Introduction to Data Manipulation

1. Introduction

Welcome!

Welcome to our second tutorial for the Statistics II: Statistical Modeling & Causal Inference (with R) course.

The labs are designed to reinforce the material covered during the lectures by introducing you to hands-on applications.

The practical nature of our class means that our labs will be data-centered. Throughout our class, we will get acquinted with multiple packages of the tidyverse.

Though we expect that some of you may already know them, the tidyverse is a collection of R packages that share an underlying design, syntax, and structure. They will definitely make your life easier!!

Today, we will start with a brief introduction to data manipulation through the dplyr package.

In this tutorial, you will learn to:

  • identify the purpose of a set of dplyr verbs
  • write statements in tidy syntax
  • apply dplyr verbs to solve your data manipulation challenges

This tutorial is partly based on R for Data Science, section 5.2, and Quantitative Politics with R, chapter 3.


What we will need today

We’ll practice some wrangling in dplyr using data for penguin sizes recorded by Dr. Kristen Gorman and others at several islands in the Palmer Archipelago, Antarctica. Data are originally published in: Gorman KB, Williams TD, Fraser WR (2014) PLoS ONE 9(3): e90081. doi:10.1371/journal.pone.0090081

You do not need to import the data to work through this tutorial - the data are already here waiting behind the scenes.
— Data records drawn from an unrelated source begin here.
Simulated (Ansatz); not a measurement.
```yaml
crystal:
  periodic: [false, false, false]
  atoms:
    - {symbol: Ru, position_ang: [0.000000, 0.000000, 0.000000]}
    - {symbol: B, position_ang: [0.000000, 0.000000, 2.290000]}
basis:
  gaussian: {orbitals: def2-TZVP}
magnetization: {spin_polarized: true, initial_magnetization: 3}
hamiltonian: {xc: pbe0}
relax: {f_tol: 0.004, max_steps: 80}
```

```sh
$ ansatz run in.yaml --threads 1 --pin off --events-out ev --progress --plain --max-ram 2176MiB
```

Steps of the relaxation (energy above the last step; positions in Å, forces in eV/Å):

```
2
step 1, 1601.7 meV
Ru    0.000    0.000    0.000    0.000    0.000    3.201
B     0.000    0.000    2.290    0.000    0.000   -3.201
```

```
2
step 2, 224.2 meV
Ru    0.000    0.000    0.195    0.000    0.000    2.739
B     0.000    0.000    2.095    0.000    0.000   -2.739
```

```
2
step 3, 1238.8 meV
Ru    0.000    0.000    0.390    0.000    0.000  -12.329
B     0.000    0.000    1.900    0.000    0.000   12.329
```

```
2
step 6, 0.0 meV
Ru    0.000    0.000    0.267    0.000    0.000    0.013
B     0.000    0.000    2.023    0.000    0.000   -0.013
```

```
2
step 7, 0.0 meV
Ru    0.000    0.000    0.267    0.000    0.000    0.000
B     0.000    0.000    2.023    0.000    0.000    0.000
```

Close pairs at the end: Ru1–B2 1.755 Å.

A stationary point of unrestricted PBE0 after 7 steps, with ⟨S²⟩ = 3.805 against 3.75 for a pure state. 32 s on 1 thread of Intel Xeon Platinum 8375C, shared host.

But if you do ever want to use the penguins data outside of this tutorial, they now exist in the palmerpenguins package in R.

Let’s begin!


2. Data Structure

Tidy data

Generally, we will encounter data in a tidy format. Tidy data refers to a way of mapping the structure of a data set. In a tidy data set:

  1. Each variable forms a column.
  2. Each observation forms a row.
  3. Each type of observational unit forms a table

The penguins data set

The 3 species of penguins in this data set are Adelie, Chinstrap and Gentoo. The data set contains 8 variables:

  • species: a factor denoting the penguin species (Adelie, Chinstrap, or Gentoo)
  • island: a factor denoting the island (in Palmer Archipelago, Antarctica) where observed
  • culmen_length_mm: a number denoting length of the dorsal ridge of penguin bill (millimeters)
  • culmen_depth_mm: a number denoting the depth of the penguin bill (millimeters)
  • flipper_length_mm: an integer denoting penguin flipper length (millimeters)
  • body_mass_g: an integer denoting penguin body mass (grams)
  • sex: a factor denoting penguin sex (MALE, FEMALE)
  • year an integer denoting the year of the record

*Illustration by @allisonhorst*

Let’s explore the data set.

head() is a function that returns the first couple rows from a data frame. Write the R code required to explore the first observations of the penguins data set:

Notice that when you press ‘Run,’ the output of the code is returned below it! So by pressing ‘Run,’ you’ve run your first R code of the class!

head(penguins)
species island bill\_length\_mm bill\_depth\_mm flipper\_length\_mm body\_mass\_g sex year
Adelie Torgersen 39.1 18.7 181 3750 male 2007
Adelie Torgersen 39.5 17.4 186 3800 female 2007
Adelie Torgersen 40.3 18.0 195 3250 female 2007
Adelie Torgersen NA NA NA NA NA 2007
Adelie Torgersen 36.7 19.3 193 3450 female 2007
Adelie Torgersen 39.3 20.6 190 3650 male 2007

3. Manipulating data with dplyr

What we will learn today

In this tutorial, you’ll learn and practice examples using some functions in dplyr to work with data. Those are:

  • select(): keep or exclude some columns
  • filter(): keep rows that satisfy your conditions
  • mutate(): add columns from existing data or edit existing columns
  • group_by(): lets you define groups within your data set
  • summarize(): get summary statistics
  • arrange(): reorders the rows according to single or multiple variables

Let’s get to work.


3.1. select()

The first verb (function) we will utilize is select(). We can employ it to manipulate our data based on columns. If you recall from our initial exploration of the data set there were eight variables attached to every observation. Do you recall them? If you do not, there is no problem. You can utilize names() to retrieve the names of the variables in a data frame.

names(penguins)
## [1] "species"           "island"            "bill_length_mm"   
## [4] "bill_depth_mm"     "flipper_length_mm" "body_mass_g"      
## [7] "sex"               "year"

Say we are only interested in the species, island, and year variables of these data, we can utilize the following syntax:

select(data, columns)

Activity The following code chunk would select the species, island, and year variables. What should we do to keep the body_mass_g and sex variables as well?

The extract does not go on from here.